A rewarding concert performance.
Reviewed by Ewart Shaw Friday 5th July 2024.
It’s a question of definition. There is The string quartet and there is A string quartet, the work, and the workers. Vanguard is the concert tour that brought the Australian String Quartet home to Elder Hall with music-making of the highest order. Led by first violin, Dale Barltrop, with second violin, Francesca Hiew, violist, Chris Cartlidge, and ‘cellist, Michael Dahlenburg, the quartet has given seven performances of this program across Australia.
To borrow an expression from another field of entertainment, it was very much a game of two halves. The second half featured a major and little-known work from the 1930s, and a premiere of a piece only a few years old. The concert began, though, with one of the great late Beethoven quartets, the Op. 127 in E-flat major. Beethoven wrote the notes and the ASQ played with the intelligence and insight that is their hallmark.

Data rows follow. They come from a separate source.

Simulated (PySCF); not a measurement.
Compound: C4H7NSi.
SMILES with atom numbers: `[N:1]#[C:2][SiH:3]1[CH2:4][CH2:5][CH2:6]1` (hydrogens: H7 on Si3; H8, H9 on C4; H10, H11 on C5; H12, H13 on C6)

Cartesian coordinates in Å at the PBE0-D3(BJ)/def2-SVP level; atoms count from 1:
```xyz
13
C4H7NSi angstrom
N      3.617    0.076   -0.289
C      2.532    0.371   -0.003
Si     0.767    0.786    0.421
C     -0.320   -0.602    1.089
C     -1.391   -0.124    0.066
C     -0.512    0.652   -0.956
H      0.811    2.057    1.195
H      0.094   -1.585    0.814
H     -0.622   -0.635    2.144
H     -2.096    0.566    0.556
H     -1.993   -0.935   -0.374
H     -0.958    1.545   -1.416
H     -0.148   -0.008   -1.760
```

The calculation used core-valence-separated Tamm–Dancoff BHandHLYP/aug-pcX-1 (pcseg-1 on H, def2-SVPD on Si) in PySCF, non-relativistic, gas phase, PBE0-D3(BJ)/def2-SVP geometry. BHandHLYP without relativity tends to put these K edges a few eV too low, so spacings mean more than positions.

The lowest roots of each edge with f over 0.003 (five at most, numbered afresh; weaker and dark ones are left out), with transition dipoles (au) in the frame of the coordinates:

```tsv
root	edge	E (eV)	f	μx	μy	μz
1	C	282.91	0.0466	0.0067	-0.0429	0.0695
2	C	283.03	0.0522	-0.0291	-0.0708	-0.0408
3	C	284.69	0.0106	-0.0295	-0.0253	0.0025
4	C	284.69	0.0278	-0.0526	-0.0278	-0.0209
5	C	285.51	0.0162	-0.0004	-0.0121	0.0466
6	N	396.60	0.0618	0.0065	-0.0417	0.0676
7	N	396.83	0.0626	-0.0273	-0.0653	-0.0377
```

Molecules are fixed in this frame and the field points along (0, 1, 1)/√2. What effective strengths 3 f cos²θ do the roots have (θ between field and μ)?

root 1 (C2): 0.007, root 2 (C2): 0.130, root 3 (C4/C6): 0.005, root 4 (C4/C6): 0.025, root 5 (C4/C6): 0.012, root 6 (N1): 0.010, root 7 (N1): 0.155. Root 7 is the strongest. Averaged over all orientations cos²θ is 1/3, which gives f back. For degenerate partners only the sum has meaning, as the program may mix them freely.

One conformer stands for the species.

It was after the interval that Francesca Hiew, second violin, put the work into some context. It’s the first of the last string quartets, following major masterworks like the Ninth Symphony and the Missa Solemnis. Totally deaf and in failing health, Beethoven returned to a form he understood and loved. A familiar statement takes a new and surprising turn, as if he’s noticed something in another part of his musical landscape and wants to take a closer look. The meditative second movement bursts for a while to a luminous and uplifting melody before falling back into a meditative resolution. Then the next two movements, the scherzo and finale, hum and buzz with joyous energy. Whatever else is happening to the composer he has found joy in a familiar place.
The second half led off with the brief, one-movement String Quartet No. 2 of contemporary Australian composer, Harry Straulig. It’s a delicious piece condensing so many aspects of the string quartet’s potential for expression. There are strong romantic chord passages and a moment of fascinating textural expression as the first violin trills almost imperceptibly at the top of its range as the ‘cello pours out a sturdy melodic passage. It’s a brief and illuminating moment. I so want to hear it again. It is, by the by, a work commissioned by John Griffiths for his wife Beth. Thank you for sharing. The composer attended most performances of the work during the Vanguard tour. I’d like to think that it will attract the interest of other ensembles and managements, otherwise, these could be the last performances.
I don’t share violist Chris Cartlidge’s glowing description of Erich Wolfgang Korngold’s level of genius as being like Mozart’s. He is, however, the man whose arrival in America in the early nineteen thirties brought the musical potential of the late romantic orchestra to the big screen. His second string quartet, the Opus 26 in E flat major is a finely crafted work drawing on the grand tradition. There is a darkness in the third movement, marked Larghetto, which slowly resolves into a long and wistful continuation. The last movement is a waltz, after all, he’s Viennese, but this is a little unsteady on its feet. The dancers swoop and sway, and, let me say, there’s not a recording of this work that captures the same sensuality of the live performance. Four hearts beating as one in three-quarter time. Ah, had he stayed in Europe and not been seduced by the siren call of a Mahler-sized Hollywood orchestra, what might he have achieved?
The audience headed out into the cold of an Adelaide winter’s night, but their departure was delayed by a venue on the lawn, as far from the draughty marquees of yesteryear as it would be possible to go. Comfortable chairs, elegant lighting, a bar with reasonable prices and attentive service, and a crowd of music lovers finishing their evening’s entertainment with delight. The one drawback to this tented paradise was that it completely hid the Elder Hall from view, and I heard several patrons saying that they had to consult their phone maps in order to find the destination. A temporary oasis, but so welcome, allowing an enthralled audience to slow their return to the real world.